Of particular note, the channel will not be competing with Dell with these products, says Atac-Barrett. Although a major Clariion seller, the company has decided to pass on these systems.
According to Terri McClure, an analyst with ESG, this announcement should
appeal to any customer—and its reseller—that is running out of space, capacity
or energy in its data centers.
"Even though it seems the worst is behind us, things are still pretty tight from a budget perspective," McClure says.
Combine this with EMC's FAST storage automation technology and it all adds up to very operationally efficient system, she says. "It is a good platform for data consolidation. For customers running out of power and space, it's a great consolidation play."
ESG has just completed its annual market survey, and for the
second year in a row operational savings came at the top of the priorities
list. Until the market collapse capex topped the list.
The CX4 system configurations support 1TB and 2TB SATA disk drives, as well as enterprise flash drives, which store data on electronic memory rather than spinning disks. They offer up to 390 2TB, 5,400 and 7,200 RPM SATA drives and flash drives in a single rack using half the floor space and number of power connections required for the same number of drives in conventional racks.
They also support EMC spin-down technology—which powers down inactive disk drives—saving 65 percent of the power required by traditional spinning SATA drives. The 5,400-rpm 2TB SATA drives provide twice the capacity while consuming over 60 percent less power per gigabyte than 1TB 7,200-rpm SATA drives. The Celerra Gateway systems are required for customers wanting to use CIFS and NFS.

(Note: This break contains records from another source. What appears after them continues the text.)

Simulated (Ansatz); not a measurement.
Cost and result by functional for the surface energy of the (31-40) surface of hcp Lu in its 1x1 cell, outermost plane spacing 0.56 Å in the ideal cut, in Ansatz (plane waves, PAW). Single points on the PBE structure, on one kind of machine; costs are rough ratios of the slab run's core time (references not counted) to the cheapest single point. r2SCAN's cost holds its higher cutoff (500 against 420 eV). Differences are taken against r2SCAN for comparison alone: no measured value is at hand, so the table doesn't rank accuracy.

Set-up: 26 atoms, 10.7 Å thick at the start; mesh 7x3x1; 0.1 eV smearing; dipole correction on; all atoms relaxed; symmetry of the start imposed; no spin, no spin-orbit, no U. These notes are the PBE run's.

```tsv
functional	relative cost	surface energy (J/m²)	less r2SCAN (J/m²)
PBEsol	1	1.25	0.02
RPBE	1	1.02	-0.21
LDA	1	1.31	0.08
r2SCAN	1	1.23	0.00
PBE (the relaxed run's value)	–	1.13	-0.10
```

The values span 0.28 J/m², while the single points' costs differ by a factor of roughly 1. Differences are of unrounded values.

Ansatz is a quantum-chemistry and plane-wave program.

The new configurations offer full access to all disk drives from the front of the storage system’s rack. The sliding design enables the front enclosures to be moved forward, providing easy access to enclosures and drives in a second "slide out" tier.
Although both the storage units and controllers are now shipping, EMC won't offer integrated solutions—high-density EMC Celerra unified storage system configurations—until later this year.